From the free and romantic life of strolling players and showmen, M. Esquiros conducts us to a class of vagrant tradesmen in whose existence romance plays but a feeble part. In selecting the "lower zones of social life," he is guided by the principle that " the originality of the Anglo-Saxon race is principally found in them." The real life of a people has seldom been described by the historian. The staple of our standard histories is statecraft, with now and then a picture of regal pomp. Mr. Charles Knight has done a little toward furnishing the history of the people of England; but his work, creditable and interesting as it is, does not supply the desideratum. The researches of M. Esquiros, among the lower zones, have secured a great deal of valuable information which, to most Englishmen, will be quite new.
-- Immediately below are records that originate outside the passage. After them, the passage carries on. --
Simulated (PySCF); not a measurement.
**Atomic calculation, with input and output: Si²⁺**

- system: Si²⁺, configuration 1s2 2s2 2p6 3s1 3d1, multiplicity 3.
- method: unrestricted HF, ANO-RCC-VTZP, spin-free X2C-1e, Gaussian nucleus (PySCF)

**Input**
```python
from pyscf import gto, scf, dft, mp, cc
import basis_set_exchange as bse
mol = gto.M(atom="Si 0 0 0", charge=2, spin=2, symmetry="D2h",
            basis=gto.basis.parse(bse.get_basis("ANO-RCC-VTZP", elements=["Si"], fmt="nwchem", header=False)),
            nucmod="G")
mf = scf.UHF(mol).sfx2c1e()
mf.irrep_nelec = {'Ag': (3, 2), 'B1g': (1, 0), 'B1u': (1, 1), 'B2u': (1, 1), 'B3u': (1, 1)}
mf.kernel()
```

The coster-mongers, (originally costardmongers, or apple-sellers,) in London alone, are estimated at upward of forty thousand persons, men, women, and children. Some of these are stationary, and have stalls, more or less respectable. Others are nomadic. The itinerant classes are subdivided into the legitimate and illegitimate—the former of whom deal in fish, vegetables, and English fruits: the latter comprehending the vendors of oranges, cocoa-nuts, water-cresses, sprats, and periwinkles. Between these two castes, though they seem to have so many interests in common, there is, nevertheless, the widest difference. Even costermongers have their aristocracy. A legitimate coster would not condescend to sell sprats, if he were dying of hunger! Oranges are left, by common consent, to the Irish, while the cocoa-nut salesman is almost invariably a Jew. Having very little personal property, the costermongers have, in many cases, to buy their daily stock with borrowed money; while some have to borrow the stock itself, and hire their basket, truck, or donkey-cart, and even the weights and measures. They have to pay twenty per cent per week for this accommodation. Nor are they the only sufferers. The tax falls upon the poor, who are compelled to sustain the injury caused by this iniquitous usury.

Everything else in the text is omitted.